Little Physicists: The Joy Of Stacks

Sensitivity is somewhat of a recurring topic, and I don't mean the kind where people whinge about offensive statements about Nazi-themed beards on twitter. I mean the sort where you look at your data and try and work out what the hell it is you've managed to detect, if anything.

I've already covered that sensitivity can't really be given as a single number when you're dealing with real data. You have to account for how complete your catalogue is (how many sources present you've detected) and how reliable it is (what fraction of sources you identify correctly). I've also examined in some length how quantifying this can be arguably impossible, which is philosophically interesting even if practically there's bugger all you can do about it.

But I've glossed over sensitivity itself : the capacity to detect things in the first place, even if you don't actually detect anything at all. This is generally easier to grapple with than the statistical problems of completeness and reliability, but there are still subtleties that need to be dealt with. One particular aspect had me tearing my hair out during my PhD, and recent developments have made me realise that this wasn't just me who was thoroughly perplexed. It's one of those features which will seem, I hope, quite obvious when it's stated, but can be completely non-intuitive if no-one tells you what's going on... to some people at least.

Stacking Made Simple

Suppose you target a well-studied region of space with a nice shiny new HI survey. You've already got a lovely optical catalogue, and notwithstanding the problem of completeness, there are plenty of galaxies there you already know the positions and redshifts and all that other gubbins for. You spend ages and ages doing your radio survey, and behold ! Nothing. Nada. Not a single bloody detection. What's an astronomer to do ?

Well, the most obvious answer is to ~~panic and run around the room tearing other people's hair out~~ extract the radio data at the positions of all the known galaxies, add them together and divide the result by the number of objects. This process of averaging the data is called stacking. The idea is that by combining all the different signals, you're essentially doing the equivalent to taking a longer exposure. You're increasing your sensitivity and should be able to detect fainter emission than you could otherwise. Depending on the qualities of your data and the number of galaxies you detect, you might well be able to increase your sensitivity by, oh, say, a factor ten, which is pretty awesome since you don't need to do any new observations. Woohoo, free sensitivity !

Formally, the noise level of your stacked data scales by a factor n^-0.5, where n is the number of galaxies you stack (at least that's the theoretical best expectation; it will usually be a bit worse). In the ideal case, if you have a signal present that's too weak to detect in any individual sections, then averaging those weak values will give you the average value of the signal. In contrast, if you average noise values together, they should be purely random and the more noise you combine the closer you get to zero. So your signal to noise increases, as long as your noise really is purely random or nearly so.

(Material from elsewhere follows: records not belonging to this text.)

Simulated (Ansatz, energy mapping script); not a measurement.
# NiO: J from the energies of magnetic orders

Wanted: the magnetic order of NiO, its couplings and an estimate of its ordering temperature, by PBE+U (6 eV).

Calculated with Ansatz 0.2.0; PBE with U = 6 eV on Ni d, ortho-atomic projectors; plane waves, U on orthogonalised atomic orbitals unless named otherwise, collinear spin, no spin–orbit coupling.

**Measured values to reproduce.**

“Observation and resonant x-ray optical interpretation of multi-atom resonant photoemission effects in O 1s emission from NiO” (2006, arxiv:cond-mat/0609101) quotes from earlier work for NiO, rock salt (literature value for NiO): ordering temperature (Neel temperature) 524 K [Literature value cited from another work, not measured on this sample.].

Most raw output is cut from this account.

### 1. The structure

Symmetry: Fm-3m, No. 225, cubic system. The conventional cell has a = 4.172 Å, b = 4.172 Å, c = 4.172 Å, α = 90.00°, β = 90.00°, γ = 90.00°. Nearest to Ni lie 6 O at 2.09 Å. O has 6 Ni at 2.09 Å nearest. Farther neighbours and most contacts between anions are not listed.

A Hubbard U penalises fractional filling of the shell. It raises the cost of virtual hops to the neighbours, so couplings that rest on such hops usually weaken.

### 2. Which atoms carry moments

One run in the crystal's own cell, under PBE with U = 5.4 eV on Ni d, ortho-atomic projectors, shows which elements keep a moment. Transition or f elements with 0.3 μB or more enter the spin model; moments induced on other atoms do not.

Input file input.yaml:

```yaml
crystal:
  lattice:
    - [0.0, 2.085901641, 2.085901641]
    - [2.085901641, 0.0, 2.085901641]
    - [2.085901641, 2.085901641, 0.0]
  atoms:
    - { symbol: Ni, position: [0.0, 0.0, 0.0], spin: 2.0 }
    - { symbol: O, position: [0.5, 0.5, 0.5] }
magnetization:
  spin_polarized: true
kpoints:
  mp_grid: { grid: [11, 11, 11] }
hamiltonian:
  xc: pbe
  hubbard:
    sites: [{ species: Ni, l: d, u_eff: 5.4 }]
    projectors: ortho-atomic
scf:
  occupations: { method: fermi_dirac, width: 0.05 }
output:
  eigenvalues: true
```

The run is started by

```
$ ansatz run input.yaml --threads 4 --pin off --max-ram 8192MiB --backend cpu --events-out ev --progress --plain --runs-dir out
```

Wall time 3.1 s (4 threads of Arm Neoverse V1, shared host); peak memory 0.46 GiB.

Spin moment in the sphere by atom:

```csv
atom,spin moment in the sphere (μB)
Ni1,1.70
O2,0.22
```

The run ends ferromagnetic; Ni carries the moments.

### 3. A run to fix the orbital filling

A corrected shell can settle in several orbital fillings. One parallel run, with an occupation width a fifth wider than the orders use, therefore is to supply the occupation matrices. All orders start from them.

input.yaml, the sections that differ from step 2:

It's well-known that the penalty you pay for stacking is that, in the event you manage to detect something, you don't know which objects actually contain the gas you've detected. Some individual objects might have a bit more gas than your final detection, while others might have less. The crucial thing is that the stacked data tells you about the average amount of stuff present, and absolutely nothing about individual galaxies. After all, the process of adding up and dividing by the total number is the very definition of averaging.

Stacking Made Unnecessarily Complicated

What's all too easy to forget is that this means you do not improve your sensitivity to the total amount of gas present. In fact, your sensitivity to the total gets worse : it's only your capability to detect the average mass per object which improves. You have, after all, averaged your signal, so your new measurement must be an average measurement by definition. I'm going to keep repeating that.

Perhaps the simplest way to understand this is to imagine you had two galaxies with clear detections. If you wanted their total mass, you'd simply add their signals together. If you wanted their average mass, you'd add them and divide by two. Exactly the same principle applies when stacking non-detections : the sum gives you the total mass, the stack gives you the average. And the total mass cannot possibly be less than either of the individual components.

When you put it like this it might seem so buggeringly obvious that you'd laugh in the face of anyone who doesn't understand it, which is very mean* considering the massive confusion I got myself in when trying to work it out from first principles (see chapter 7). The thing is, when you do a stack and you calculate how much stuff you're sensitive too, it's awfully tempting to assume this means your sensitivity to the total, because that's how things normally work. Thinking in terms of averages isn't natural.

* Pun NOT intended.

Or we can look at this mathematically. In any survey, the mass sensitivity is governed by the noise of the data :
M ≡ σ_rms
Where σ_rms is the noise level. Note the equivalent sign rather than an equals sign : the precise equation will depend on the exact nature of the data. It doesn't even have to be mass - it can be whatever quantity we're studying - but I'll use this as it's probably the easiest thing to understand.

Let's alter this slightly and let σ₁be the rms noise level for an single observation. We know that if we stack n galaxies, the new noise level becomes σ₁n^-0.5, so our new average mass becomes :
M_av ≡ σ₁n^-0.5
Which is clearly an improvement over what we started with - we can detect smaller masses than we could before, which is good. But remember, this is our average mass. The total mass is simply n*M_av, so :
M_tot ≡ σ₁n^+0.5
Keeping in the plus sign so it's easier to see the difference compared to the average. But look - this is worse than what we had originally ! The more galaxies we add, the better our average mass sensitivity, but the worse things get for total mass.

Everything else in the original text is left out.